HER hair is as colourful as her yarn and her language even more so when it comes to an opinion on the state of Australia’s wool processing sector.
Kylie Gusset knows most of Australia’s wool is sent offshore for processing, which makes the yarn dyer deadly serious about developing this nation’s homegrown wool processing industry.
This week the Melbourne-based businesswoman is working toward a September 10 noon deadline to raise $33,000 via the online ‘crowd-sourced’ funding website Pozible to finance turning one tonne of greasy Cormo wool from Tasmania into yarn, without sending anything offshore.
The Cormo breed was developed on Dungrove near Bothwell by Ian and Anne Downie, who first crossed Corriedales with Saxon Merinos more than 50 years ago.

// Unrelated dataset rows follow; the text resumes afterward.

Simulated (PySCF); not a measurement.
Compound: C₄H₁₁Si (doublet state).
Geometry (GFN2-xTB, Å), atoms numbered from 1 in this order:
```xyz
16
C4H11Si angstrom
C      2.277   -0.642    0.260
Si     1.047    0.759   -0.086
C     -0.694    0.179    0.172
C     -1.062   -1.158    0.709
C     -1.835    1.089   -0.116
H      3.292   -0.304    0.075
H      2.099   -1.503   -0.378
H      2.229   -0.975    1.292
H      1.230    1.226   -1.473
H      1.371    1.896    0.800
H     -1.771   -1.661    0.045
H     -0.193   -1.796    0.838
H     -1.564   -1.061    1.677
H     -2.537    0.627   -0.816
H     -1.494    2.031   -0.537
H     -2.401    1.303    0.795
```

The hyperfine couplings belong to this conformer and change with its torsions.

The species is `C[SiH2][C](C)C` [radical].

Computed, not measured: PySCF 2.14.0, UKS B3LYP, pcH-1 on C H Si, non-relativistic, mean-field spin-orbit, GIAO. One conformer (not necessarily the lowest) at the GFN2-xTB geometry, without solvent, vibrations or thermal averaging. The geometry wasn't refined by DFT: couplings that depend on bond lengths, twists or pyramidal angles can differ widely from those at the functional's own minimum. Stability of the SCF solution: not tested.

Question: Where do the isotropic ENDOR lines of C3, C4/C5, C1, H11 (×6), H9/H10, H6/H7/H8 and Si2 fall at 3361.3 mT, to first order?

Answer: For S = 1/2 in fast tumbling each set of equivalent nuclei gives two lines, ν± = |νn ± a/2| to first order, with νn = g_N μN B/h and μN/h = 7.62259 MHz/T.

Ian Downie’s son, Peter said, until two years ago the 20 micron Dungrove clip was made into socks in the United States, but it is now sold in greasy form on the auction market.
He and wife Anne run 1000 stud ewes and 15,000 commercials. The handful of Cormo breeders in Tasmania and Victoria run about 40,000 ewes. Peter Downie said he had not seen Cormo wool processed into a product in Australia.
“It is good to see people enthusiastic about wool,” he said of the Pozible project.
Pozible partner Alan Crabbe said the Cormo yarn idea was unique. The website had fostered 140 successful projects since May last year, including short films and album releases.
Kylie said the Cormo project was her first opportunity to source wool from unmulesed, sustainably farmed Australian sheep. She is seeking pledges for the Cormo yarn at a price of $215 a kilogram plus postage, promoting the project on Pozible as supporting a rare breed, lowering the wool’s carbon footprint (through domestic processing) and supporting Australian jobs.
Up to Tuesday, Kylie had about $22,000 pledged by 190 people, of the $33,000 needed to get the wool processed into yarn in Victoria. Cormo wool is popular among spinners and knitters overseas, with the greasy wool from imported sheep selling in the United States for US$2.50 an ounce or $US88 (A$84) a kilogram.
She recently took a black Cormo fleece to the Sock Summit in Portland, Oregon, to judge how popular the wool might be. The fleece was raffled for $350 to benefit the Doctors Without Borders charity.
Brunswick knitting teacher Julia Billings has invested in the Pozible Cormo yarn project after experiencing the wool at a Bothwell Spin-In in March this year.
“I thought it felt beautiful and couldn’t believe that we didn’t have any Australian Cormo yarn available.”
Kylie spent weeks researching the limited domestic scouring, topmaking and spinning options for the Cormo project, so she was frustrated to hear that Australian Wool Innovation chief executive Stuart McCullough didn’t think woolgrowers’ levy funds should be put toward developing domestic wool processing.
“It’s a big conversation … I would love to see manufacturing return to Australia, we’ve seen all sorts of tax benefits offered to processors to set up here and it hasn’t worked.
“So should we throw woolgrowers’ money after that endeavour again? I don’t think so,” he told a Wool Week luncheon crowd in Melbourne last month.
“If you want me to put it to the board, I will ask them; it will be a quick conversation, I expect.”
Earlier Mr McCullough said AWI was planning to assist overseas countries, including Bangladesh and Peru, with their wool processing, as it has done in China.
“It’s a big issue, we’ve got $70 million dollars; we’re not going to move the needle of manufacturing away from China, but it doesn’t mean we shouldn’t be looking at it.”
Kylie said for Australia’s rare sheep breeders and the local wool processing industry to thrive they might need to “break away” from AWI.
“My jaw hits the floor when I hear things like that (Mr McCullough’s stance on domestic processing).
“If AWI continues to only seek Australian white Merino wool for export, we have no choice but to break away and form some other type of organisation that looks at rare and coloured breeds, and local processing,” she said.
“That’s what customers are looking for and AWI is literally pulling the wool over people’s eyes.”